The following are, in no particular order, numbers 15-21 of the 29 questions and issues I have most frequently encountered in this context and my view of the 'market standards'.
- QUESTION: Is the GP subjected to a 'claw back?'
MARKET STANDARD: The 'market standard' is 'Yes', although the ways of subjecting the GP to that obligation may vary. The 'market standard' way is to provide that the GP must restore capital to the partnership in order to insure that, upon ultimate liquidation, the LPs have received 80% (assuming an 80/20 profit split) of the partnership's net profits. Some practitioners believe that it is more elegant to provide that the claw back not be explicit as an end-of-the-day adjustment but that losses be posted to the GP's capital account in the same proportion (i.e., 20%) as the profits are posted. The GP would then have a limited obligation to restore the deficit balance in its capital account so that the outcome is cumulative (a 'true up'). The 'market standard,' in my view (and this can be hotly contested) is that the individual principals personally and jointly guarantee the claw back.
- QUESTION: Does the GP share in all distributions pari passu to the LP's?
MARKET STANDARD: The 'market standard' is to hold back distributions to the GP if the fund is performing poorly in order to collateralize the GP's so-called 'claw back' obligation. The 'market standard' test is that if the investments of the GP (taking into account prior distributions) are valued at some percentage of cost (usually 125%, sometimes referred to as 'high water mark' requirement), then the GP can get distributions. Thus, if the fund has been performing well, the GP probably will not have to honor the so-called 'claw back,' and vice versa. However, if the GP's allocation stayed behind LP recoupment plus a hurdle rate, then escrowing distributions to the GP is less important.
- QUESTION: What is the standard carried or promoted interest?
MARKET STANDARD: The 'market standard' is 20%. That is, 20% to the GP and 80% to the LPs based on capital contributions, thereby making the GP's capital contribution the equivalent of the LPs' capital contributions, and the carry or promote a pure carry or promote. (Note: There are higher splits for the managers of trophy funds and several funds are driving for higher splits during the life of the fund if performance so warrants; but, the 'market standard' is 80%/20%.)

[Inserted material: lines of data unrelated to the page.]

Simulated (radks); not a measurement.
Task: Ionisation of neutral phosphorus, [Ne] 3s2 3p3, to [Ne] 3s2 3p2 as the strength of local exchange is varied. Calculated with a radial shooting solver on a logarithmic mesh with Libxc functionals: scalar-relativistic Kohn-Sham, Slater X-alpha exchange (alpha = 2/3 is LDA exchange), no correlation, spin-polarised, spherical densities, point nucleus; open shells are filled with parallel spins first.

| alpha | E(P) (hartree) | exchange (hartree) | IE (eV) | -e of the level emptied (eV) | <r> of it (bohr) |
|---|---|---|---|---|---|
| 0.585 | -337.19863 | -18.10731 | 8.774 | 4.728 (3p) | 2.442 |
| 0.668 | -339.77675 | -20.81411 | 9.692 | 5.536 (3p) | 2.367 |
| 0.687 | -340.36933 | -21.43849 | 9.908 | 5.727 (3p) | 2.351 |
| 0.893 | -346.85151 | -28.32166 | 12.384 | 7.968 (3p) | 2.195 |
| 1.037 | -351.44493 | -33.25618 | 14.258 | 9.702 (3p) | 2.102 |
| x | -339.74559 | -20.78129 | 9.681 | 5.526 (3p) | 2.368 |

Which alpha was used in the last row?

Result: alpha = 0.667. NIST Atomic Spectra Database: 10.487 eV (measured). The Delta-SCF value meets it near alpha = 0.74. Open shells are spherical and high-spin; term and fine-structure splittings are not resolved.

- QUESTION: Is it customary to impose a so-called 'hurdle' obligation on the GP?
MARKET STANDARD: The 'market standard' is 'Yes' in buyout funds and 'No' in venture capital funds. The 'market standard' for the hurdle rate is 8%, and the hurdle rate is not calculated on a year-by-year basis throughout the life of the fund. If the fund is even remotely successful, the hurdle rate only has to do with the time value of money. So, profits are allocated 99/1 until the LPs' capital has been returned plus an 8% compounded interest component, then 99/1 to the GP until allocations of profits are in harmony (80/20 on a cumulative basis) and then 80/20 thereafter. Oddly, the hurdle rate is a one time event. If the GP hits a winner early in the partnership's lifetime, for example when the investors have contributed only 15% of their committed capital, and the investors recoup that 15% plus 8% interest, the hurdle obligation is forever satisfied.
- QUESTION: Are profits from idle funds separately allocated?
MARKET STANDARD: The 'market standard' is 'Yes'. Before any other profits are allocated, the profits generated by temporary investments in cash equivalents are allocated 99/1 in accordance with capital contributions. Given 'just-in-time' capital calls and the fact that yield on temporary investments should ordinarily be counterbalanced by partnership expenses, the likelihood of idle funds investments playing a major role in the division of profits between the GP and LPs is remote.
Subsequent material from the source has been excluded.